#1 2021-01-31 15:39:25

mpv
Member
From: Ukraine
Registered: 2012-03-24
Posts: 1,571
Website

TCurlHTTP problem on Hi-load (and solution)

In some of our productions we use a several external services by doing a HTTP request to them (from different server threads) and we discover some problems with TCurlHTTP.

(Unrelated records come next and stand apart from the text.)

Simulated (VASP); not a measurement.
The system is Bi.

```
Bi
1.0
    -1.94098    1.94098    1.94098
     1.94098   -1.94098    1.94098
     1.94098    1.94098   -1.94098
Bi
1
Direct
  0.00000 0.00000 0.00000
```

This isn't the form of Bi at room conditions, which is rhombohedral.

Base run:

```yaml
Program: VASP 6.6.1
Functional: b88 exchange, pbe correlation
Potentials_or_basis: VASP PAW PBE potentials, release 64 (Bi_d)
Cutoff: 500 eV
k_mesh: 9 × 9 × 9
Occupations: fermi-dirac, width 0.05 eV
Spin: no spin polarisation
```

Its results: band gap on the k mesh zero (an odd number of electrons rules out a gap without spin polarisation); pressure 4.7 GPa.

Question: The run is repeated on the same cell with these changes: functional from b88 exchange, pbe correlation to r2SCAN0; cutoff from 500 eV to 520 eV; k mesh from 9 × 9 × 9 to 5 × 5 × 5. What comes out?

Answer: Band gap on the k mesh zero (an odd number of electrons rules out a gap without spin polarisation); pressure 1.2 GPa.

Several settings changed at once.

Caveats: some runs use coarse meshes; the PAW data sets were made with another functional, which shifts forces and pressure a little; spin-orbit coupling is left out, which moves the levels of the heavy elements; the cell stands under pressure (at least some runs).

In case number of requests increased (>300 RPS) very strange things are happens:
-  we got a ban from DNS server because of huge DNS request count
- when we solve a DNS problem by adding URL to local resolver - we running out of ephemeral ports
- tuning a kernel (here is an tuning example ) helps but when RPS increased to >500 RPS problems starts again

The solution is to reuse an existed instance of TCurlHTTP (per thread per URL) - in this case one easy handle is used inside and it hold a per handle a DNS, TLS and TCP cache.
But this solution require a massive changes in sources (we currently apply it to most critical parts and this solves out problems).

Tomorrow I found a good solution -  libcurl share interface, and implement it in pull request #376

@ab, please, review it and if everything is OK I can do the same changes for mormot2.

The only question - may be enable a share interface by default? From my tests there is no performance penalty on single thread and on reused TCurlHTTP instance with and without share interface.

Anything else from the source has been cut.